Juniper targets key new switch directly at Cisco Nexus 6000

Juniper Networks is expected to soon announce a new QFabric switch for top-of-rack applications that supports Broadcom's Trident II silicon for dense 10/40G Ethernet capabilities and competes directly with Cisco's Nexus 6000.

Juniper is expected to tout throughput, latency, power consumption and table entry benefits of the QFX5100 over the Nexus 6001, sources say.

Specifically, the QFX5100 switch is said by sources to include 48x1/10G + 6x40G, 96x10G + 8x40G, and 24x40G with two expansion slots for 4x40G module variations. QFX5100 is also said to have latency improvements over previous generation QFX switches, the QFX 3500 and 3600, which average sub-microsecond latencies.

[DATA CENTER DIRECTIONS:Juniper switching boss talks technology challenges, Cisco Nexus 6000]

Support for Broadcom's new Trident II silicon, which many in the industry including Cisco's Insieme spin-in and Arista Networks are building new switches on, means QFX5100 will be optimized for 10/40G and have inherent support for the VXLAN specification for VLAN scaling. Co-authored by Broadcom, VXLAN is intended to scale VLANs from 4,094 to 16 million to accommodate the exploding number of virtual machines in the virtualized data center.

Broadcom's Trident II chip is designed to support up to 32 40G Ethernet ports and 100+ 10G ports. Ports on the QFX5100 can be configured and channelized to support up to 32x40G or 104x10G, source say.

And as expected, QFX5100 will support Virtual Chassis capabilities via Junos release 13.2X50. Up to 10 member switches can be configured into a Virtual Chassis and managed as a single switch, with increased fault tolerance and high-availability, and a flatter Layer 2 topology designed to minimize or eliminate the need for Spanning Tree and other protocols.

The capability may also allow users to configure smaller fabric "pods" without the need for a QFabric Interconnect device. Indeed, Virtual Chassis will also work on existing QFX 3500 and 3600 switches with the new Junos release but only if the switches are in standalone mode not as nodes in a QFabric.

Sources say the Virtual Chassis capability will usher in a new Virtual Chassis Fabric (VCF) architecture from Juniper that allows a 20-node mix of QFX5100, 3500 and 3600s, and Juniper EX4300 switches to form a data center fabric without a QFabric Interconnect. As such, VCF is a fabric alternative to QFabric, they say.

The Virtual Chassis capability was expected. The pods VCF produces could be interconnected for scale with Juniper's new EX9200 switch, Juniper Senior Vice President Jonathan Davidson said last spring.
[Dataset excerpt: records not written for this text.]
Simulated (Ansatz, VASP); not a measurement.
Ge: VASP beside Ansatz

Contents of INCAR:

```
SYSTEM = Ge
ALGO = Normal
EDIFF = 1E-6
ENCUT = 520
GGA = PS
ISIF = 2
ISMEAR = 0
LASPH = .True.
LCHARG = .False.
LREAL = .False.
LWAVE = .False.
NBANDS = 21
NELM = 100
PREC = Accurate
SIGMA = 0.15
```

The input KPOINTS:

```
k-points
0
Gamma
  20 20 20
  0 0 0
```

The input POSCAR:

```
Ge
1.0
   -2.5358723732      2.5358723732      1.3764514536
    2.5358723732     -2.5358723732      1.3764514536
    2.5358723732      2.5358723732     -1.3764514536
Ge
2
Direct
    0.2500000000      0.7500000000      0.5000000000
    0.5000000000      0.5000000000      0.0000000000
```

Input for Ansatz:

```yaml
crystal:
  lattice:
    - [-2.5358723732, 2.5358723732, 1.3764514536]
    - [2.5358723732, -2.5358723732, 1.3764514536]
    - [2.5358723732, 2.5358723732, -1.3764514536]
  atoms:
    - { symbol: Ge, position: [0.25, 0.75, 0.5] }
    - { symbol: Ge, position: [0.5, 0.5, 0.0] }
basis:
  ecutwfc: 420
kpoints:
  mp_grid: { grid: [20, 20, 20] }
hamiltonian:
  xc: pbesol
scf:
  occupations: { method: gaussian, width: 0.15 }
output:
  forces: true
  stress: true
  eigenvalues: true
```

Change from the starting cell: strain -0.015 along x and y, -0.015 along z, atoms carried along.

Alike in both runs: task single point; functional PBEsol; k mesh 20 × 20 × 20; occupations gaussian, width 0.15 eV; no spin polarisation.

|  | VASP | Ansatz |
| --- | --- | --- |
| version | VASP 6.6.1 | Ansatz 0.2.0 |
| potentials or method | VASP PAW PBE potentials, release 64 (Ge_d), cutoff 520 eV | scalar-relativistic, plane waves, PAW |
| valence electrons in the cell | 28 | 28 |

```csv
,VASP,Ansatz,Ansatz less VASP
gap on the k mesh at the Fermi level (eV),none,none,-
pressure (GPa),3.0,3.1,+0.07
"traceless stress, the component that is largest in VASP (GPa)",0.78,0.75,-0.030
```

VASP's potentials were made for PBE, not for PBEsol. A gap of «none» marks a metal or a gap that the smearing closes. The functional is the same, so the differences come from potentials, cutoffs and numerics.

The 48x1/10G QFX5100 will be available this quarter. The other variations will be available in the first quarter of 2014. Virtual Chassis will also be available in the first quarter of 2014.

VXLAN gateway and Cloudstack integration will be available later in 2014, sources say.

Juniper declined comment.

Jim Duffy has been covering technology for over 27 years, 22 at Network World. He also writes The Cisco Connection blog and can be reached on Twitter @Jim_Duffy.

Read more about lan and wan in Network World's LAN & WAN section.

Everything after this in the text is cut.